4 quarts popped popcorn
3 small dried red chilies
1 package (6 3/4 ounce) peanuts
6 tablespoons margarine
1 package (3 1/4 ounce) roasting pepitas (little peppers)
3/4 teaspoon garlic salt
Heat popped popcorn in oven if it is cold. Cook chilies and peanuts in margarine over low heat for 5 minutes; remove chilies. Add pepitas and pour over hot corn; season with garlic salt.

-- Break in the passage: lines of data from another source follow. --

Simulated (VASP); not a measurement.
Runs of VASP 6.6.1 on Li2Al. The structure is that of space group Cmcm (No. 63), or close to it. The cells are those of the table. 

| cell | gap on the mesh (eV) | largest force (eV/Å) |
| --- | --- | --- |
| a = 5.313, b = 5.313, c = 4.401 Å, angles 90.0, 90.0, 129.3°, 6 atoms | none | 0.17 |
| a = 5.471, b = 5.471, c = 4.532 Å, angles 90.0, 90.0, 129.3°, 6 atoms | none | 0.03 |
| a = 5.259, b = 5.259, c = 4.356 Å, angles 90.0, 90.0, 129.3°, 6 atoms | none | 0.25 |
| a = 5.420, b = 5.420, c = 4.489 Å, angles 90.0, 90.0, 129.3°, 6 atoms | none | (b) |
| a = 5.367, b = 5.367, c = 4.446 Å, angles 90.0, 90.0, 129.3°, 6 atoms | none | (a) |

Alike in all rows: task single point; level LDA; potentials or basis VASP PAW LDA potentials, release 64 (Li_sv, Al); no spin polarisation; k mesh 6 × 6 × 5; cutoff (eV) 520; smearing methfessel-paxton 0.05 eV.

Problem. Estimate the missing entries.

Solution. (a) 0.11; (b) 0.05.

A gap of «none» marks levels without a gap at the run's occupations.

Herbed Popcorn Chili and Soup Topper
4 cups air-popped popcorn
Butter or original flavor cooking spray
¼ teaspoon parsley flakes
¼ teaspoon thyme
¼ teaspoon dried basil
¼ teaspoon dried oregano
¼ teaspoon Cajun Creole seasoning or chili powder

1. Place popcorn in a large, clean paper bag. Spray popcorn lightly with cooking spray, about 5 quick sprays. Sprinkle parsley, thyme, basil, oregano and Cajun Creole seasoning onto popcorn. Close bag and shake to distribute seasoning.
2. Sprinkle on chili or soup at serving time. Yield: 4 cups
Note: Makes a great snack too!


Tex Mex Mix
2 quarts popcorn popped in oil
2 teaspoons ground chili powder
2 teaspoons paprika
2 teaspoons ground cumin
1 cup cubed Monterey Jack cheese (about 1/4 inch cubes)

Keep popped popcorn warm. Mix seasonings together and toss with popcorn. Add cheese and mix thoroughly.
Yield: 2 quarts. Serving Size: 3 cups

Nutritional Information: (Based on 3-cup serving)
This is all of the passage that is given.